Quote from: Greg Hullender on 12/05/2022 05:10 pmQuote from: TheRadicalModerate on 12/05/2022 12:35 amOne obvious missing capability to turn the Option A LSS into Option B is the ability to refuel in cislunar, which is how the LSS becomes reusable. Don't they also need some way to inspect/test the vehicle before reuse? That seems to me to be the biggest missing piece--although it provides a great reason to have a crew at Gateway. :-)There is no hard requirement in Option B for reuse of the HLS lander. The requirement is for "sustainable" access to the moon, meaning (more or less) one or more times a year for not too much money. The original NASA reference lander has three elements: transit, descent, and ascent, and only the ascent element was reusable in its Option B. The Starship HLS system has three elements: Depot, Tanker, and HLS. The tanker and Depot are reusable and the HLS is not very expensive, so even if it is expended the system still meets the sustainability requirement.

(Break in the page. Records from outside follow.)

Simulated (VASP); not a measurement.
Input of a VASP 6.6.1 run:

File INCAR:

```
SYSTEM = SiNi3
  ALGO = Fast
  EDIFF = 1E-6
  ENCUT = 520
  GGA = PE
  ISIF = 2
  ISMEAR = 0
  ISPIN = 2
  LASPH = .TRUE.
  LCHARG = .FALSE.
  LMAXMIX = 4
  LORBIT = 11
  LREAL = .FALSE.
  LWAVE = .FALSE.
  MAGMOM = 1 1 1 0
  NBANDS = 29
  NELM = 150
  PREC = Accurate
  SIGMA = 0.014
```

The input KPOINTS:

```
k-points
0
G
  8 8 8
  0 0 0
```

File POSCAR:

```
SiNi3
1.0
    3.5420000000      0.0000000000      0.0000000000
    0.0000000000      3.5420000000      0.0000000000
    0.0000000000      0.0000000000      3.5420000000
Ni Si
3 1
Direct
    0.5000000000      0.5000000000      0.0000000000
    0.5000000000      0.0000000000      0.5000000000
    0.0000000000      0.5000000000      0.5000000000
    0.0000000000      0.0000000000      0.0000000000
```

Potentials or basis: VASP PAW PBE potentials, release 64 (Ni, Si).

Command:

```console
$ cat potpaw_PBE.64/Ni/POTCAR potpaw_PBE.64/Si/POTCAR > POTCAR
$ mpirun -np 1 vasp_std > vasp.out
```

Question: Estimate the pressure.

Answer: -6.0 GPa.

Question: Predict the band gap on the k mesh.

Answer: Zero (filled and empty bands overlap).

HLS is "not very expensive" because much of it is built from standard Starship parts in a high-production SpaceX factory.
Starship HLS also increases sustainability by eliminating most separate cargo missions. Cargo missions have generally been assumed to be one-way anyway.
It might make sense to reuse Starship HLS if SLS/Orion is retired and HLS conveys the crew from LEO to the Lunar surface and back.